Azerbaijan imprisons another activist deported from Germany
Germany is deporting Azerbaijanis in large numbers, and the politically active ones are being imprisoned after they get home.
Yet another Azerbaijani activist deported from Germany has been handed a prison sentence after spending a year in pre-trial detention.
Jafar Mirzayev, a member of the opposition Popular Front Party who was deported from Germany to Azerbaijan in November 2021 and arrested a year ago, was sentenced to six years in prison on drug charges on January 16 by the Baku Grave Crimes Court. In his final words at the trial, Mirzayev denied the drug charges and claimed they were invented because he attended rallies against the Azerbaijani government in Germany.

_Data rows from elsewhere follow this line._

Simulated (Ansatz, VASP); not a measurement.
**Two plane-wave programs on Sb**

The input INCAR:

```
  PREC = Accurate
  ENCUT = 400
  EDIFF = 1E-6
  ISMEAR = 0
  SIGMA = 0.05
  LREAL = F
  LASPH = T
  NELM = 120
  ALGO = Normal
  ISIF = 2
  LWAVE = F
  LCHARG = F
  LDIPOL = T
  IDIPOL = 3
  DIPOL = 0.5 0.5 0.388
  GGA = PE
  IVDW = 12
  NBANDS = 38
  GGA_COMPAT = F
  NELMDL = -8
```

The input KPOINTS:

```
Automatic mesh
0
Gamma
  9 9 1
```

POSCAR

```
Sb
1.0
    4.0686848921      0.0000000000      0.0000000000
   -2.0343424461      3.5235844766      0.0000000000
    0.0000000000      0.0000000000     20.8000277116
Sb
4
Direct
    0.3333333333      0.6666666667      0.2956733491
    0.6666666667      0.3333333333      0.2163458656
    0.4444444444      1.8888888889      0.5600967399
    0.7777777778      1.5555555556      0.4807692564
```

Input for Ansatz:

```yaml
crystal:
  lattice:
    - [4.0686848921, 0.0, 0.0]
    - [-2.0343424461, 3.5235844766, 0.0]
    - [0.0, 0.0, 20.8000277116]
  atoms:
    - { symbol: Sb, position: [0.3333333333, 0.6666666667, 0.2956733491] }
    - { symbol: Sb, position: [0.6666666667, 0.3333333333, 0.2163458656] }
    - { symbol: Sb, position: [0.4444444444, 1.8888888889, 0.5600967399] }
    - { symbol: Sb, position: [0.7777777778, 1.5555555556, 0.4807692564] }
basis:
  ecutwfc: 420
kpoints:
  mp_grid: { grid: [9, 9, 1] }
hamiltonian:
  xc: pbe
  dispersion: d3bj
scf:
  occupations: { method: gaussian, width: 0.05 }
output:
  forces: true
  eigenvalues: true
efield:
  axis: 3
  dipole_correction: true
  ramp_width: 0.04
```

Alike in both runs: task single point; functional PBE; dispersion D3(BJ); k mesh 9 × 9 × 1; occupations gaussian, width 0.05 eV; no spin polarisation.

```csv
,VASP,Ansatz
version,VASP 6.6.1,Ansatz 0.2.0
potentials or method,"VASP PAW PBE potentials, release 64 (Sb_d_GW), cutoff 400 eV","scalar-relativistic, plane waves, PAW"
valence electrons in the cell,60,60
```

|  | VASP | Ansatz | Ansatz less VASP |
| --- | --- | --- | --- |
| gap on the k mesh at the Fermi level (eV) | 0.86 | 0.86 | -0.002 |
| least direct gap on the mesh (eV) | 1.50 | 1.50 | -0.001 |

“At the police station, they took a ‘statement of confession’ from me under pressure. If I were so honest, why didn't I disclose information about the source of my drugs and the person I was going to sell them to? Do you not have questions as a judge?” he asked the presiding justice. “If I had drugs, why didn't they go and search my house, maybe I had them in my house too? Aren’t these questions interesting to you?”
Mirzayev went to Germany with his wife in 2014 and asked for political asylum. After living there for 7 years and being denied asylum repeatedly, a court ruled that he faced no threat of persecution in Azerbaijan and should be returned there. Mirzayev asked the court for time to leave the country but was deported in November 2021. According to Mirzayev, two months later, back in Baku, plainclothes officers bundled him into a car, took him to the police station, beat him, and produced a report claiming he had illegal drugs.
Germany is the leading deporter of Azerbaijanis in Europe. Mirzayev is one of six activists deported from Germany and arrested after their return to Azerbaijan since 2021.
Punhan Karimli, another Popular Front member deported in November 2021 and arrested in January 2022, was sentenced to six years on drug charges in July. In September, the court sentenced Malik Rzayev, another activist deported in July 2021 and arrested in October, to seven years on drug charges. The trials of two more are still ongoing. Another deportee, Ziya Ibrahimov, who was arrested on arrival in May 2022 at the airport in Baku, was freed in November. His case was reportedly non-political; he had been sued by his ex-wife for alimony arrears.
Azerbaijani police deny the activists’ claims that their cases are politically motivated. “Such ideas are completely untrue and aimed at evading responsibility,” Interior Ministry spokesperson Elshad Hajiyev told RFE/RL’s Azerbaijani service.
In 2014, the European Union and Azerbaijan signed an agreement on “readmission of persons residing without authorization.” Since then, more than 2,000 Azerbaijanis have been deported from the European Union. Of those, 83 percent came from Germany, Azerbaijan’s State Migration Service has said.
In the first eight months of 2022, 141 Azerbaijanis were deported from Germany. That’s according to a response to a parliamentary question from Bundestag member Clara Bünger of Die Linke party, obtained by VICE News. In the same period, Germany’s Federal Office for Migration and Refugees decided on 582 asylum applications, allowing 46 to stay.